HIGH Cloud Mode Routes All Calendar Data and Operations Through Third-Party Service -15 ▶
SKILL.md prominently advertises a managed cloud alternative where users configure their MCP client to point at https://mcp.temporal-cortex.com/sse with a Bearer API token obtained by signing up at https://app.temporal-cortex.com. Users who adopt this mode route all 11 MCP tool calls — including list_events, get_availability, book_slot, and all OAuth credential usage — through an external service not operated by the skill author and not auditable by the user. The cloud mode is presented as the easier path ('no local setup required'), increasing adoption risk.

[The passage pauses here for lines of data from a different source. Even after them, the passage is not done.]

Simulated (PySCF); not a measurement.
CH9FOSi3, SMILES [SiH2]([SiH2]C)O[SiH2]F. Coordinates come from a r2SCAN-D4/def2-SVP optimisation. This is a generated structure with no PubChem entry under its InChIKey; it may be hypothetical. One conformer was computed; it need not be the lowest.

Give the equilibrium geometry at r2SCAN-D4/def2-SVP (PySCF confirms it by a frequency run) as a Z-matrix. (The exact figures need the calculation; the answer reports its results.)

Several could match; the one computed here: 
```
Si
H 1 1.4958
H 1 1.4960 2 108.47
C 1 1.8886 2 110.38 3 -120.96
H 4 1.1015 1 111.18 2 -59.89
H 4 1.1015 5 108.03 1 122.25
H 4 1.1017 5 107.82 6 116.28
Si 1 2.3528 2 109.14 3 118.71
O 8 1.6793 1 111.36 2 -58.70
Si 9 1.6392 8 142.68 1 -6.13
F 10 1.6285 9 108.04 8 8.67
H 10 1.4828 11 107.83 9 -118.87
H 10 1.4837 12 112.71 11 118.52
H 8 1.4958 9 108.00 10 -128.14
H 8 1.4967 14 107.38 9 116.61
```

MEDIUM OAuth Credentials Stored at Predictable User-Readable Filesystem Path -13 ▶
OAuth tokens for Google Calendar, Microsoft Outlook, and CalDAV are stored at ~/.config/temporal-cortex/credentials.json after authentication. This file is readable by any process running as the same user, including other installed skills, malicious agents, or compromised tools. Exfiltrating this file would grant full calendar read/write access to all connected providers without requiring additional authentication.
MEDIUM Shell Scripts Execute OAuth Flows, Write Credentials, and Invoke Inline Python -12 ▶
configure.sh, setup.sh, and status.sh are executable scripts with meaningful system access. setup.sh launches browser-based OAuth flows via npx and writes the resulting tokens to disk. configure.sh reads user timezone input (validated by regex [A-Za-z0-9/_+-]+) and writes it using inline python3 -c invocations. status.sh parses credential files directly. These scripts are not auto-executed during install but could be invoked by an agent in an automated context.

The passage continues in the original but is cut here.